# Questions Per Language
This notebook intends to show how many stackoverflow questions exist for each programming language that has any considerable measure of use. 

# Step 0: Dependencies
This notebood expects you to already have the major python data science tools like numpy, pandas, and beautifulsoup. The author wrote it using anaconda, and it's recommneded that you use anaconda as well. Odds are if you have jupyter installed, you already have all the necessary tools.

# Step 1: Get a List of Programming Languages
We will use the [wikipedia page "list of programming languages"](https://en.wikipedia.org/wiki/List_of_programming_languages) as our major source. We will begin by downloading the HTML for that page and scraping it for names of programming languages.

In [1]:
WIKIPEDIA_LIST_OF_PROGRAMMING_LANGUAGES = 'https://en.wikipedia.org/wiki/List_of_programming_languages'

import requests
from bs4 import BeautifulSoup

with requests.get(WIKIPEDIA_LIST_OF_PROGRAMMING_LANGUAGES) as r:
    soup = BeautifulSoup(r.text, 'html.parser')

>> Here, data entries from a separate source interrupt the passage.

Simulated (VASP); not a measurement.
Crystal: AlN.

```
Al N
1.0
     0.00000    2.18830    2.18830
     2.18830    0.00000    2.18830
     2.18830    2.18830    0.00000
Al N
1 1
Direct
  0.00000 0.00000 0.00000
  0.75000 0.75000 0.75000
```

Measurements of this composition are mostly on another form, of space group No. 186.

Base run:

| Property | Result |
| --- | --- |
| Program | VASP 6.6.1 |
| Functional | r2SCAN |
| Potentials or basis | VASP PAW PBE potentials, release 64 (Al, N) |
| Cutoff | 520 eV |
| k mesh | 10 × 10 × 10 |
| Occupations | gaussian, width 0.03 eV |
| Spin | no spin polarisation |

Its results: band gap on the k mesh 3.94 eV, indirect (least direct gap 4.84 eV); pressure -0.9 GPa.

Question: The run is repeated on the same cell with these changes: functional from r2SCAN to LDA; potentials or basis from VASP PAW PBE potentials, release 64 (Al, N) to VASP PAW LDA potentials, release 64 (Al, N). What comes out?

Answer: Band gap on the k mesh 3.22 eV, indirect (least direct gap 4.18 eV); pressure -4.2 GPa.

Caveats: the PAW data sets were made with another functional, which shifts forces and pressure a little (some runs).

Once we have the data, we can scrape names of programming languages:

In [2]:
import re

content = soup.find('div', {'id': 'mw-content-text'})
sections = content.find_all('div', {'class': 'columns'})

sections_combined = sections[0]
for i in range(1, len(sections)):
    sections_combined.append(sections[i])

# in this case, the following two lines are equivalent:

#lis = sections_combined.findChildren('li')
lis = sections_combined.find_all('li')

programming_languages = []
for li in lis:
    # some languages had notes in parenthesis after their names. These were removed.
    programming_languages.append(re.sub(r'\(.*', '', li.text).strip())
    
# some languages had other extra text and had to be manually edited
programming_languages[programming_languages.index('App Inventor for Android\'s visual block language')] = 'App Inventor'
programming_languages[programming_languages.index('C – ISO/IEC 9899')] = 'C'
programming_languages[programming_languages.index('COBOL – ISO/IEC 1989')] = 'COBOL'
programming_languages[programming_languages.index('CobolScript – COBOL Scripting language')] = 'Cobolscript'
programming_languages[programming_languages.index('EusLisp Robot Programming Language')] = 'EusLisp'
programming_languages[programming_languages.index('Fortran – ISO/IEC 1539')] = 'Fortran'
programming_languages[programming_languages.index('Game Maker Language')] = 'GML'
programming_languages[programming_languages.index('MASM Microsoft Assembly x86')] = 'MASM'
programming_languages[programming_languages.index('MaxScript internal language 3D Studio Max')] = 'maxscript'
programming_languages[programming_languages.index('Not eXactly C')] = 'nxc'
programming_languages[programming_languages.index('PL/I – ISO 6160')] = 'PL/I'
programming_languages[programming_languages.index('PowerBuilder – 4GL GUI application generator from Sybase')] = 'PowerBuilder'
programming_languages[programming_languages.index('TMG, compiler-compiler')] = 'tmg'
programming_languages[programming_languages.index('WATFIV, WATFOR')] = 'WATFIV'

i = programming_languages.index('AutoLISP / Visual LISP')
programming_languages[i] = 'AutoLISP'
programming_languages.insert(i, 'Visual LISP')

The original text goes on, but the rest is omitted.